California Senate Bill 292 was passed by Governor Jerry Brown on August 12, 2013 in response to the ruling of Kelley v. The Conco Companies. This Senate Bill amended the definition of sexual harassment under the Fair Employment and Housing Act (FEHA). SB 292 sheds light on the fact that “sexually harassing conduct need not be motivated by sexual desire.” Regardless of whether or not a perpetrator shares sexual desire for their fellow employee, their words and actions may very well by definition constitute sexual harassment. “Locker room” conversations are one of the most common violations of SB 292 because when one coworker gets too comfortable, they run the risk of making the other party uncomfortable. By explicitly extracting sexual desire from the definition of sexual harassment, this bill added another layer of protection for employees of any organization. This progressive definition of sexual harassment should encourage employers to be more cautious of the interactions they share with employees in the workplace, especially employees that are of the same sex as them.
Legislation Influenced by AB 1825
While there has been many amendments and updates made to Assembly Bill 1825, there have also been legislation influenced by AB 1825’s regulations as well. AB 1825’s lasting impact has directly influenced the launch of additional bills. This can be seen in Senate Bill 1087 and Assembly Bill 1978 for example.
SB 1087 was approved by Governor Jerry Brown on September 28, 2014. It was an amendment made to the California Farm Labor Contractor Act and was proposed following an investigation conducted in 2013 on unwanted sexual advances being made towards farm workers. It is to call attention to the countless sexual harassment and assault reports filed by female farmworkers. This Senate Bill mandated sexual harassment prevention training for farm labor supervisors, contractors, and employees to safeguard workers from undesirable sexual advances and sexual violence. It made sexual harassment prevention training mandatory for “licensees and their supervisors, as well as require that all non-supervisorial employees, including agricultural employees, be trained at the time of hire, and at least once every two years.” Through this legislation, new legal authority has been created for the Labor Commissioner to pursue “adverse license actions” against sex offenders.

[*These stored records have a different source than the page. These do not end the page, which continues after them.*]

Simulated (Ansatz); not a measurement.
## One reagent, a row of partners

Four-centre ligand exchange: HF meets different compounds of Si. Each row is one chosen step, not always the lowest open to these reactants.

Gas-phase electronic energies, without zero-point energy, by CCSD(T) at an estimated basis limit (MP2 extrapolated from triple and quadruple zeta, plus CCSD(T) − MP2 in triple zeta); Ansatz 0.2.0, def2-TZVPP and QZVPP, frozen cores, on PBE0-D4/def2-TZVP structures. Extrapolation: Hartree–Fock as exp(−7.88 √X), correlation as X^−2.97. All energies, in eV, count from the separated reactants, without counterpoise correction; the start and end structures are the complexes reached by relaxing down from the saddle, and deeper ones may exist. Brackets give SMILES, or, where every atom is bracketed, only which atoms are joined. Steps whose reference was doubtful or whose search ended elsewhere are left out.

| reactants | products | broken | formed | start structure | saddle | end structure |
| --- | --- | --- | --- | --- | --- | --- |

AB 1978 was signed on September 15, 2016 by Governor Jerry Brown to create a safer working environment for property service workers. Prior to its introduction, custodial staff engaged in a hunger strike to fight for a bill that would protect janitors against sexual violence and harassment. This assembly bill places an emphasis on sexual harassment and sexual assault of predominantly undocumented female victims working evening shifts. They are oftentimes too afraid to come forward about experiencing abuse because they do not
want to risk deportation or being terminated from employment. From this point forward with AB 1978 in place, property service workers will no longer worry about reporting traumatizing incidents. In addition to this, the Labor Commissioner may dismantle the registration of noncompliant organizations.
The Future of AB 1825
It is no secret that California’s Sexual Harassment training requirements are what set the bar for what is expected of the country as a whole. In addition to the states of Maine and Connecticut, California serves as one of three states that mandate workplace harassment training.
There are numerous training opportunities such as web-based or on-site California Sexual Harassment Training solutions readily available to comply with AB 1825. California Sexual Harassment Training and education is intended to establish a minimum foundation on workplace harassment and unlawful discrimination. It should not in any way deter employers from providing additional solutions to accomplish the obligations imposed by AB 1825 to resolve these issues.